West to bear brunt of mental health helpline closure

WESTERN suburbs residents are expected to be hardest hit by Monday’s closure of Victoria’s only 24-hour mental health helpline.

The decision comes in the wake of a “jump-from-height” suicide in Melbourne’s west on Saturday.

State Williamstown MP Wade Noonan said Department of Human Services data showed more than a quarter of the 800 monthly calls to the Mental Health Advice Line came from Melbourne’s north-west.

The line closed at midnight on Monday.

Mental Health Minister Mary Wooldridge’s spokesman, Michael Moore, said the advice line had not met expectations. He said it averaged only 800 calls a month, compared to other services such as Lifeline, which received nearly 10,000 monthly calls.

“Discontinuing the service will also help reduce the confusion in the community around the number of telephone lines people can call.

“Anyone calling the mental health advice line will be transferred to Nurse-on-Call, which operates 24 hours a day.”

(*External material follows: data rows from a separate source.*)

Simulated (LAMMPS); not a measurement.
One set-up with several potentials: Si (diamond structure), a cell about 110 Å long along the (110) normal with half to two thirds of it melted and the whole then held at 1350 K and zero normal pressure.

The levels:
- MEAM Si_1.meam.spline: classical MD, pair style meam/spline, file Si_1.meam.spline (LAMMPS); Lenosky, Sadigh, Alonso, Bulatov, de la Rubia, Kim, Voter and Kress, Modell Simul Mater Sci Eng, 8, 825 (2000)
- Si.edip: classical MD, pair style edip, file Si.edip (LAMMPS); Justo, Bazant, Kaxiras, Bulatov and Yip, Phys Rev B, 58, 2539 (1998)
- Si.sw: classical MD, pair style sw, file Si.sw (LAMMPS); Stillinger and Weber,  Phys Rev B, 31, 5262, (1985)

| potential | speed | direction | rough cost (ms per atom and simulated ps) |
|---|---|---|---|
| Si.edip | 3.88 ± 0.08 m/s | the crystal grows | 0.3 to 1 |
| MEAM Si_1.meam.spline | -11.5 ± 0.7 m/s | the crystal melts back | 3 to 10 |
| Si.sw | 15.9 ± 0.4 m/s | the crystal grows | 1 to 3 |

Mr Noonan, who is the opposition parliamentary health secretary, said

some callers had immediately been referred to an emergency department for treatment.

“I don’t want to put too fine a point on it, but it might be the difference between life and death for some.”

Mr Noonan claimed the line’s closure was a cost-cutting measure that would increase the existing stress on frontline mental health services.

Health and Community Services Union state secretary Lloyd Williams agreed that the line’s closure would place more pressure on workers.

“It’s reflective of cuts across the board in the mental health sector and the demand for mental health services is spiralling out of control.”

The director of New View Psychology, Maria Mercuri, said many western suburbs residents relied on services like the advice line because it could take months to get access to a psychologist.

“Finance is a big factor and to get on to a bulk-billing psychologist is very difficult, so people ended up waiting a long time to get treatment.”

Youth worker Les Twentyman said the government was putting dollars before lives.

By the time of going to press, the government had not said where money saved from closing the Mental Health Advice Line would be redirected.

■An investigation has been completed into whether the installation of safety barriers on the West Gate Bridge has shifted suicide to other locations.

The Coroners Court and the Australian Institute of Suicide Research and Prevention

have completed a report into “jump-from-height” suicides in Victoria between 1990 and 2008. Its findings are yet to be released.